While Magyar Idők criticises environmentalists trying to obstruct a project that aims to remodel Budapest’s No. 1 public park, Magyar Nemzet thinks the government’s attitude is part of the problem.

In Hungary, there are usually two basic reasons for resentment: if something is being built, and if something is not, jokes Ottó Gajdics in his Magyar Idők editorial, reflecting on recent clashes between security guards, police and environmentalists in City Park.

Plans to build a new museum quarter in Budapest’s most frequented but neglected public park, has triggered a bitter protest movement against the project that critics say would involve cutting down healthy trees and creating huge buildings in the inner-city sanctuary. The movement has quickly assumed political overtones with an unsuccessful drive to hold a referendum on the issue (see BudaPost January 22nd, 2016), and is now supported by LMP and part of a Budapest intelligentsia with strong roots in environmentalist and political activism dating back to the late 80’s. Protesters on the ground have tried to prevent workers from cutting trees and starting construction, which lead to standoffs with police and security, the latest earlier this week.

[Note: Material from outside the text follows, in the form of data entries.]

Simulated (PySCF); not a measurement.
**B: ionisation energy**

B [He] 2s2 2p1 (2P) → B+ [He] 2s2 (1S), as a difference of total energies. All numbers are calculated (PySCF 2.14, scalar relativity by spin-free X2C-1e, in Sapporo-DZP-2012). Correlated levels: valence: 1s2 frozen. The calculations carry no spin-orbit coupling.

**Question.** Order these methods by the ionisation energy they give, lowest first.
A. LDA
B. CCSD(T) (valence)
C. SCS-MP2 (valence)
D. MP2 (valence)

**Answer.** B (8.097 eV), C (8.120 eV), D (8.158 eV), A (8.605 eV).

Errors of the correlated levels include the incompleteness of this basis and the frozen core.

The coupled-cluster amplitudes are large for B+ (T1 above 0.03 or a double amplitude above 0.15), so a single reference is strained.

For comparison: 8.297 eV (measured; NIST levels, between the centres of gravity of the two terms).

The staunchly pro-government paper calls the protest movement ‘fake’ and their actions absurd, since, the author thinks they are fighting those who in fact want to save the dilapidated park. In the eyes of the protesters, the biggest problem with the project is, Gajdics concludes, that it was conceived and is being built by Viktor Orbán’s government: that is why it has to be blocked and hindered by all possible means.

Benedek Ficsor in Magyar Nemzeadmits that actions by protesters in Hungary are sometimes off the mark. The movement is clearly anti-government in its stance, therefore ‘protection’ is often replaced by an attitude of irrational resistance, the author adds. However, he also blames the government, accusing it of embarking on the costly project without properly consulting professional bodies and local communities. He also deplores the fact that while construction is already underway, the plans are still being frequently changed. Ficsor condemns what he calls an aggressive and often misleading city poster and newspaper advertisement campaign by the company responsible for the venture.